For years now, the Hungarian LGBTQ community has proven itself to be one of the best organized civil movements: the number of people attending the annual Pride parade is increasing each year; their interannual programs (from a film festival to the Coming Out Day) strengthen the notions of openness, awareness and acceptance both towards the community and the mainstream society. Compared to the rest of the civil organizations set out to defend human rights, Pride is less insistent on isolating itself from party politicians: politicians of left-wing and liberal parties typically attend the annual march with high-profile representation.
On the other hand, however, apparently this is the maximum level of support politicians are willing to show when it comes to the LGBTQ’s fight for the extension of rights: based on the opinions articulated at a conference held last week on same-sex marriage, it seems uncertain that Hungary would move closer to establishing same-sex marriage if a new government was elected.
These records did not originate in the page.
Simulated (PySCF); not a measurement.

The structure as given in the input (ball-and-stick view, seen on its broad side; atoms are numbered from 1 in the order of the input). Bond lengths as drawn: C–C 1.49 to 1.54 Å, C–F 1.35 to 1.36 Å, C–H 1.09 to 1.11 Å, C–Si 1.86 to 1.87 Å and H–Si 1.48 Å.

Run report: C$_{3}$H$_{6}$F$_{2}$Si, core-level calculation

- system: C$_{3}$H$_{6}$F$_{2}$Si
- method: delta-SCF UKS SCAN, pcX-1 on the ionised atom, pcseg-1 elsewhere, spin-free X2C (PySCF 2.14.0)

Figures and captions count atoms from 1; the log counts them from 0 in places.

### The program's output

On the jointly organized event of Budapest Pride and Integrity Lab, Hungarian left-wing and liberal opposition parties and Jobbik (the radical right-wing party) debated the topic. While the latter categorically denied the idea of same-sex marriage, the rest of the parties, in theory, were all in agreement with it. However, their positions greatly differed in terms of the question of timing and the path that has to be taken towards realization. After the debate the general impression was that the larger the party, the less adamant or daring it is to become engaged in the issue. The Liberals and the leftist-green Párbeszéd (the Dialogue for Hungary party) were the only two participants who approved of the idea of the immediate extension of rights. The liberal-centralist Together and the green party Politics can be Different argued for a gradual progress that could last throughout even multiple parliamentary terms, whereas the largest opposition party on the left, the Hungarian Socialist Party, repeatedly voiced its concern that if the topic of same-sex marriage found its way onto the agenda of Hungarian politics, it would be harmful for the LGBTQ community, as it would find itself in the crossfire of harsh attacks.
The lack of a symbolic and unquestionable sign of support is somewhat surprising, although it is not, by far, out of the blue. During the past six years, members of LGBTQ were supported by the left only when the community was the target of attacks from the direction of either the governing Fidesz-KDNP coalition or Jobbik. For this very reason, homophobia was – and will probably remain – a predictable and well-functioning weapon for the right-wing: within their own groups of voters, the rejection of LGBTQ rights is in a majority, whereas despite the varying opinions amongst the voters of the leftist opposition, left-wing parties are afraid to take side with the stance of the supporting minority, even though it is known that political support can, in fact, shape the society’s view even in questions such as the one concerned here. Today, the uncertainty of left-wing, liberal parties is reflected in their voters – for example, compared to the supporters of right-wing parties, a smaller proportion rejects and a larger proportion supports the idea of same-sex marriage, but many of them are unable to decide.
The leftist, liberal dilemma surrounding LGBTQ rights does not stand on its own; the issue concerned here is not an exclusive framework for interpretation. With their current strategy, the left-wing opposition subjects itself to the governing parties, who are able to constantly generate and keep on the agenda issues in which the majority of their own voters as well as the mainstream society agrees on a certain opinion, while voters of the opposition are divided. If left-wing, liberal parties fail to overcome the limits of voters’ attitudes, they will be permanently stuck in their current reactive, defensive role.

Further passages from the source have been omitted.